Double-Byte Character Handling

Asian character sets contain large numbers of ideographic characters that represent an entire or partial word or concept. They may also contain interspersed phonetic characters. They may therefore consist of tens of thousands of characters. Because one 8-bit byte can hold only 256 unique codes, these languages require at least two bytes to represent each character, in order to accommodate the full range.

Most double-byte characters occupy two full character screen positions (each byte corresponds to one screen position). Such data may be entered into and displayed from USAGE DISPLAY data items. Most COBOL applications can therefore accept and store double-byte data without modification.
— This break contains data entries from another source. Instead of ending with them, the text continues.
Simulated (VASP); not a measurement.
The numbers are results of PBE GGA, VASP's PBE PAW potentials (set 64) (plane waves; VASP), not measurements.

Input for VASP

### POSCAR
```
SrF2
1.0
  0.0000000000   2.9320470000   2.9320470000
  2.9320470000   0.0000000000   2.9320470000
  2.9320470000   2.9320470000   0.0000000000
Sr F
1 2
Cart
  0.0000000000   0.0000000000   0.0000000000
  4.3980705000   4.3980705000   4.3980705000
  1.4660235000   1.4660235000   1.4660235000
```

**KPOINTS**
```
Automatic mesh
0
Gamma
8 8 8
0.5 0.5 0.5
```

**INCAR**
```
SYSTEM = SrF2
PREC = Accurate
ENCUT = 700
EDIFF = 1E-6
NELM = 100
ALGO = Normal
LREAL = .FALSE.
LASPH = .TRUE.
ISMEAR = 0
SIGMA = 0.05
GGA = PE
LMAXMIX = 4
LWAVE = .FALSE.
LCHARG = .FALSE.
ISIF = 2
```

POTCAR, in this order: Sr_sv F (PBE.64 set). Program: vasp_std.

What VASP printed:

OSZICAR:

Problems can arise when double-byte data is displayed on the screen. For example, during an ACCEPT, one byte of a double-byte character may be deleted or overwritten. When a window is displayed, the edge of the window might cover one byte of a double-byte character. In these circumstances, the pairing of bytes can change, and the resulting codes may represent entirely different characters. On most machines this confuses the operating system's display driver. To overcome these potential problems, the runtime system must follow two rules:

  1. Always display both bytes of a double-byte character together (never display only part of a double-byte character).
  2. Always overwrite, or change the attributes of, both bytes of a double-byte character together (never overwrite, or change the attributes of, only part of a double-byte character).

These rules must be obeyed when an ACCEPT handles cursor movement, cursor placement, text selection, delete, backspace, and character overtyping.

The rules must also be followed when the edges of windows are displayed, to avoid covering parts of double-byte characters.

To implement these rules, the runtime system needs to know which of several double-byte character encoding schemes is being used. It gets this information from the value of the configuration variable CODE-SYSTEM. See Appendix H for a detailed discussion of this variable.